Wine wisdom: figure out your palate

The problem with wine-talk is that unless you are in the company of oenophiles, no matter what you say, it sounds pretentious. You can blather on about the bouquet of a good Frescobaldi or the greatness of the 2009 vintage. For the average person you might as well be talking about Gaussian elimination or Markov chains. Terms like bouquet, finish, and terroir mean specific things to experts but are meaningless to the general population. In India, the problem is compounded by the fact that imported wines are stored and transported in shoddy conditions, turning conventional wisdom on its head. Red wines can end up too tannic and white wines too sweet or “baked” as some call it. In addition to figuring out what to drink, in India you have to figure out how to drink your wines.
Consider Chilean Merlot. Most people say that New World wines are young and ought to be drunk fairly quickly. Depends. Some merlots (or shirazes or insert your favourite grape) that are available in India are too raw, too unbalanced. They have to settle down before you can drink them. My brother opens the bottle and puts it in the fridge for a day before actually drinking the wine. My solution has been to decant it for 3 hours; pouring it back into the bottle, and drinking a glass or two the following day, after it has calmed down. Perhaps it is the way these wines are transported and stored, or perhaps it is simply my palate.

Palate is a term that sounds pompous but really isn’t. In fact, it is the simplest way by which you can decide what wines you like. Some of it is logic and some of it is just you. Being vegetarian, my taste veers towards aromatic, dry and off-dry, cool-climate wines. Low alcohol content (under 12%) is nice to have but not always possible, particularly in New World wines. After trying out several, these are my current picks. Bodega Colomé Torrontés, Viogniers (Sula and Four Seasons), Riesling (German or Alsace), Vouvray (Loire Valley), and Pinot Gris (Navarro Vineyards of Mendocino if you can get them). These in my view go well with light vegetarian food. I used to like Gewurztraminer but haven’t had a decent one lately. I think Chardonnays are “blah”, and I haven’t met a Sancerre I haven’t liked, perhaps because its alcohol content hovers around 10%.

The opposite too must be true. If you relish a heavy juicy steak or a rich complex biryani, I imagine that your palate veers towards heavy-bodied French, Italian and Spanish wines made from grapes such as Cabernet Sauvignon, Merlot and Tempranillo.
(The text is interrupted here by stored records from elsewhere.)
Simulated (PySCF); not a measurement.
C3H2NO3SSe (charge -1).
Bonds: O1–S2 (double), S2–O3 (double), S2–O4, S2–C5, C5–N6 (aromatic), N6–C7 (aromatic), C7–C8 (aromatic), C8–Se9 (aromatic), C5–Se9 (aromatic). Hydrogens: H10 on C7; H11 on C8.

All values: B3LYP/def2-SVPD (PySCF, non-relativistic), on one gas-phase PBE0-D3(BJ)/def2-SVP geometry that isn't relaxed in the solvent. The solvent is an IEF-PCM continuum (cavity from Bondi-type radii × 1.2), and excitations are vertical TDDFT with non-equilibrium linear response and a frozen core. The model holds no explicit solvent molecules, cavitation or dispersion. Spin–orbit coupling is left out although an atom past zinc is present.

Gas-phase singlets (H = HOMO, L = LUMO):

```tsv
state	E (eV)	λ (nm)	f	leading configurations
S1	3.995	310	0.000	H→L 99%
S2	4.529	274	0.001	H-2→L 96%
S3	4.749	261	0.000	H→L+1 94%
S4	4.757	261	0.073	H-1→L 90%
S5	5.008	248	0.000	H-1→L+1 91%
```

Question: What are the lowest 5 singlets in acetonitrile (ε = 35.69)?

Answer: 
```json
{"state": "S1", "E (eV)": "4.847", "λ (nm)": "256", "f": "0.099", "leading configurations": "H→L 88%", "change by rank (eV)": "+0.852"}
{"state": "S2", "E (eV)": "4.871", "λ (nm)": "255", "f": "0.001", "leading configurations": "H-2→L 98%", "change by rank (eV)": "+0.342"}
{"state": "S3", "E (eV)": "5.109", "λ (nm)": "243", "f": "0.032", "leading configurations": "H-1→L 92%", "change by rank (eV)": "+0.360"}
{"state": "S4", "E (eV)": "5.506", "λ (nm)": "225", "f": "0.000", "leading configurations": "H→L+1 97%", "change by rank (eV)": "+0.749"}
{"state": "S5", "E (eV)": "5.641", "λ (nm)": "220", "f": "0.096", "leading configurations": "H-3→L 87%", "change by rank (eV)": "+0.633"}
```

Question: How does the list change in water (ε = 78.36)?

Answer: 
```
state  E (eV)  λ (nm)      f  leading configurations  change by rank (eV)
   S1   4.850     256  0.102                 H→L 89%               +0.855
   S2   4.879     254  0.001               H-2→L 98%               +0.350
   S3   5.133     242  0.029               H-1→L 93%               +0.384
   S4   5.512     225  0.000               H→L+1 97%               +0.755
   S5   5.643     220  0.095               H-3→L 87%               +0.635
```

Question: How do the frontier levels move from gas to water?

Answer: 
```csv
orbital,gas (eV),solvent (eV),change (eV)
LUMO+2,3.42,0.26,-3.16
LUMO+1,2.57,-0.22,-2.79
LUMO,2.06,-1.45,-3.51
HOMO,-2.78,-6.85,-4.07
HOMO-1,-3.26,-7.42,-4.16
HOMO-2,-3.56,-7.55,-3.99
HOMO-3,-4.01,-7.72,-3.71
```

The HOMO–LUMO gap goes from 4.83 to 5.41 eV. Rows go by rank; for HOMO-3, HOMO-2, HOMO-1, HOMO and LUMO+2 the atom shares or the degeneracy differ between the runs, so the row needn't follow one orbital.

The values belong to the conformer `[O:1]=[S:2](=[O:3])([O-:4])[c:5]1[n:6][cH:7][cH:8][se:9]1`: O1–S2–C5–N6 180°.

Tolerance for bitterness is an underrated aspect of your palate. If you are one of those who can tolerate karela or bitter gourd and revels in 85% dark chocolate, then it opens up a whole range of wines that have a tinge of bitterness. Italian reds are a start. I drank a wonderful Amarone at a dinner at the ITC Grand Chola’s Italian restaurant in Chennai. It was high in alcohol (14%) but deliciously bitter. Wine wisdom says this bitter tinge is due to the phenols in wines and otherwise moderate people have devoted reams of prose supported by chemical equations to describe exactly why wine becomes bitter (and they say this as if it is a good thing). Most people describe Cabernet as bitter but the Sauvignon rounds it off. Another quixotic phrase is “minerally with hints of asphalt”, which is akin to saying that you are drinking concrete. Somehow, this is viewed as a positive by wine critic Robert Parker and his acolytes. A phrase and type of wine I like is “dry wine”. To me, this means that the wine is not sweet. Then again, I don’t have a sweet tooth and if I had to pick between gulab jamun and bhujia sev, the latter would win each time.

With these parameters, I have figured out my palate. I am a vegetarian who likes medium-dry aromatic wines and can tolerate bitterness. For me, Australian Rieslings, Austrian Grüner Veltliner, fino sherry, and Champagne hit the bullseye every time. Each palate has its quirk that goes against the grain. For me, it is Sauvignon Blanc.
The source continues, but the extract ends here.